Rotating Infrastructure Secrets
Using systemd and rsyslog to provide reliable service
Prior Reading Required
This guide is written with the assumption that you're comfortable with the concepts from the Native Linux Installation Guide. Examples below assume an environment that matches the examples in the linked guide; if your environment differs, some commands may not work as written.
The GRAX app requires several secret values specified in the environment (normally sourced from .env
). These include a valid Postgres connection string, an administrator password, and a key base for encryption of the DB-based Secrets Store used for SFDC and storage connection secrets (SECRET_STORE_BASE
). Rotation of secrets is mostly external to the GRAX app, with one exception.

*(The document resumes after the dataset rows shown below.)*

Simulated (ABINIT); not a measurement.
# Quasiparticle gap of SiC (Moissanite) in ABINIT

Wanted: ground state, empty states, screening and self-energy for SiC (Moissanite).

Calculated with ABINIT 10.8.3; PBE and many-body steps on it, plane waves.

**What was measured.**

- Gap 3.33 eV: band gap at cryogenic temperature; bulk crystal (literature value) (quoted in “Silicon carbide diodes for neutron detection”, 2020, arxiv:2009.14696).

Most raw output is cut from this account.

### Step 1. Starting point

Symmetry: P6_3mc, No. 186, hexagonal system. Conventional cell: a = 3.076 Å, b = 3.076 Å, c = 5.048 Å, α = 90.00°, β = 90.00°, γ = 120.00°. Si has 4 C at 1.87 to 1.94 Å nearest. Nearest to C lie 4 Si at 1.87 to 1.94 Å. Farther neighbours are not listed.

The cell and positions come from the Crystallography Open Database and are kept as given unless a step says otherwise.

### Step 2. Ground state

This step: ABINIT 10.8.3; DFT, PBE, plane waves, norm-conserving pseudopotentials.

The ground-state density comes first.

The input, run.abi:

Rotating Database Connection String or Administrator Password
To rotate the connection string used to connect to the Postgres database cluster manually, perform the following steps:
-
Stop the GRAX services
$ systemctl disable grax.service; systemctl stop grax.service;
-
Update the configuration source/file with your editor of choice:
$ vim .env [change intended key\'s value to new value and save file]
-
Start the GRAX services
$ systemctl enable grax.service; systemctl start grax.service;
If you have interest in automating this behavior, the automation needs to preserve or recreate the other necessary values for the configuration.
Rotating SECRET_STORE_BASE
The SECRET_STORE_BASE is used to encrypt the SFDC and Storage secrets in the database. Changing this value between reboots without proper care results in these secrets being irrecoverable and the GRAX app being unable to start properly; a manual reset of configuration information in the database is the only recovery option.
To properly rotate this value, perform the following steps:
-
Stop the GRAX services
$ systemctl disable grax.service; systemctl stop grax.service;
-
Update the
SECRET_STORE_BASE
to the new value with your editor of choice -
Update the
PREVIOUS_SECRET_STORE_BASE
to the previous value with your editor of choice -
Start the GRAX services
$ systemctl enable grax.service; systemctl start grax.service;
At this point, the GRAX app reads the configuration secrets with the old key and writes them with the new key on first boot. To clean up the extraneous PREVIOUS_SECRET_STORE_BASE
after a rotation: wait two minutes, stop the GRAX services, and remove the value before starting GRAX again.